ISLAMABAD, Nov 18: The National Finance Commission (NFC) agreed on Tuesday to begin discussions on distribution of net proceeds of the divisible pool afresh as the provinces rejected the work done by the previous committee on NFC under the military government.
Three provinces — Sindh, Balochistan and NWFP — also refused to share the net proceeds of the divisible pool on the basis of population alone, while all the four provinces demanded an increase in the provincial share from the already agreed level of 40 per cent, Dawn gathered from interviews with the NFC members.
The next meeting of the NFC would be held in Lahore in December.
The meeting, presided over by Finance Minister Shaukat Aziz, decided that an informal meeting of the four provincial finance ministers would be held before the next NFC meeting so that a broader understanding could be reached on the question of sharing of resources between provinces.
The centre and the provinces also agreed to reach a consensus before the end of the year so that recommendations of the award could be incorporated in the next annual budget for the year 2004-5.
Sources said the provinces wanted to begin negotiations with the federal government on the question of increase in their share in view of rise in poverty level in each of the four provinces and given the fact that the federal government had agreed under the military government to increase the provincial share to 42.5 per cent.
The sources said the finance minister told the provincial representatives that the share of the federation could not be reduced from 60 per cent, proposed last year, because of defence needs, expenditures on running the civil government and obligations of debt servicing.
Shaukat Aziz told reporters at his residence that the discussions on sharing of divisible pool would be “threadbare” and added that the centre had also agreed to review the work already done and would adopt good ideas.
He said the federal government had handed over the copies of recommendations, discussions and minutes of the previous discussions to the provinces for their internal calculations and projections and for further inter-provincial discussions.

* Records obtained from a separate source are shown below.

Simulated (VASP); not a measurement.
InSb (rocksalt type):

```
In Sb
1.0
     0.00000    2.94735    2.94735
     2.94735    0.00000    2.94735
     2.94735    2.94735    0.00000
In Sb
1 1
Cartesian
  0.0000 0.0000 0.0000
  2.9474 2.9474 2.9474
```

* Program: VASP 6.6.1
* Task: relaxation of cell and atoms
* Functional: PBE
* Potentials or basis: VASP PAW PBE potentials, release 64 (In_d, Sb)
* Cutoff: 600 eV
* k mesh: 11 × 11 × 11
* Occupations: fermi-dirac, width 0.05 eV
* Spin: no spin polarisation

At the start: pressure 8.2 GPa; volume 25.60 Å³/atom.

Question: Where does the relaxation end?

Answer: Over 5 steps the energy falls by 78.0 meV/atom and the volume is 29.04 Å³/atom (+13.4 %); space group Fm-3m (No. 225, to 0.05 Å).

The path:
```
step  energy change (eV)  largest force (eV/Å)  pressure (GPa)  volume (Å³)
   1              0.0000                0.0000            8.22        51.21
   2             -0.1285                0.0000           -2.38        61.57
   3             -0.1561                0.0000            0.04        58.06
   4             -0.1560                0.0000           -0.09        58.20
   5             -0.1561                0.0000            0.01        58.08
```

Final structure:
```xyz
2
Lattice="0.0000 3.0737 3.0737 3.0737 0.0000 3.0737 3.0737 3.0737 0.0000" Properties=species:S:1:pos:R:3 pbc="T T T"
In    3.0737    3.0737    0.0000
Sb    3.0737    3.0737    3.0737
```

The minister said the centre had also agreed to increase the provincial share in the divisible pool from the existing level of 37.5 per cent but it could not be stated at the moment that how much would be the increase. The centre had agreed last year to increase provincial share to 42.5 per cent that included Rs20 billion for subvention and Rs32 billion from the 2.5 per cent of GST.
He said Sindh, Balochistan and the NWFP demanded sharing of resources on the basis of revenue collection, area and backwardness, respectively, while the Punjab wanted population to be the basis of the new NFC award.
The minister said the provinces had presented their positions to the NFC, and “now we would work on our projections and calculations and provinces would do the same and then we would workout something which is acceptable to all”.
Sindh Finance Minister Syed Sardar Ahmad told Dawn the meeting had agreed to finalize the NFC with a consensus so that it could be made effective from July 1, 2004.
To a question, Mr Ahmad said every province wanted increase in its share but it would have to be seen that how pressing was the requirement of each province because the centre had made it clear that it could not meet every demand with its limited resources.
He said Sindh presented its viewpoint in the NFC meeting which was based on a resolution of the Sindh Assembly which rejected population as the sole criterion for sharing of resources.
However, the minister conceded that the final criterion could be different from what the smaller provinces were demanding.
He said obviously every demand of the province could not be fulfilled but some give-and-take would have to be negotiated. He said the Sindh government would press for adoption of recommendations made by the Hafeez Pasha committee which had observed that nowhere in the world population was used as the sole criterion for sharing of resources among various units of a country.
NWFP Finance Minister Sirajul Haq said he informed the meeting that his province was not bound to accept recommendations of the previous NFC committee.
He said the meeting was informed that if the centre released Rs342 billion arrears on account of hydel profit to the NWFP, most of the province’s financial worries would be solved. He said he proposed that sharing of resources between the federal and the provincial governments should be made on 40:60 basis instead of the proposed 60:40 basis.
Sirajul Haq said good suggestions of the previous committee could be adopted and the A.G.N. Qazi formula should continue to be used for calculating the NWFP share in the hydel profit.
He said backwardness should be given weightage in the distribution of resources because daily per capita income in urban and rural NWFP stood at Rs27 and Rs17, respectively.
The minister said the NWFP government had arranged a meeting of political parties on Monday, and the position taken by the provincial government had full support of all parties including the opposition.
Balochistan Finance minister Syed Ehsan Shah said his government demanded that resource distribution should be made on the basis of backwardness and area in addition to population.
He said the share of Balochistan in the divisible pool had dropped by Rs400 million per annum due to 0.2 per cent reduction in population under the 1997 census and hence the province was a big loser because of continued adherence to population as the sole criterion for sharing the resources from the divisible pool.
Meanwhile, an official statement said Finance Minister Shaukat Aziz highlighted the need to develop consensus in terms of distribution of divisible pool between various provinces and increased allocation from the federal government to the provinces.
The minister agreed that the federal government would increase the provincial share in the divisible pool which would help provide more resources to the provinces for development and would also improve their financial position.
The meeting agreed to prepare projection of revenues and expenditure, discuss plans for improving revenue collection and curtailing non-development expenditure and increase expenditure on development and social sector projects.
The federal finance minister also urged provinces to develop provincial debt repayment strategies so as to reduce their debt-servicing costs.
The meeting discussed financial benchmarks, sharing formula between the federation and the provinces and among the provinces.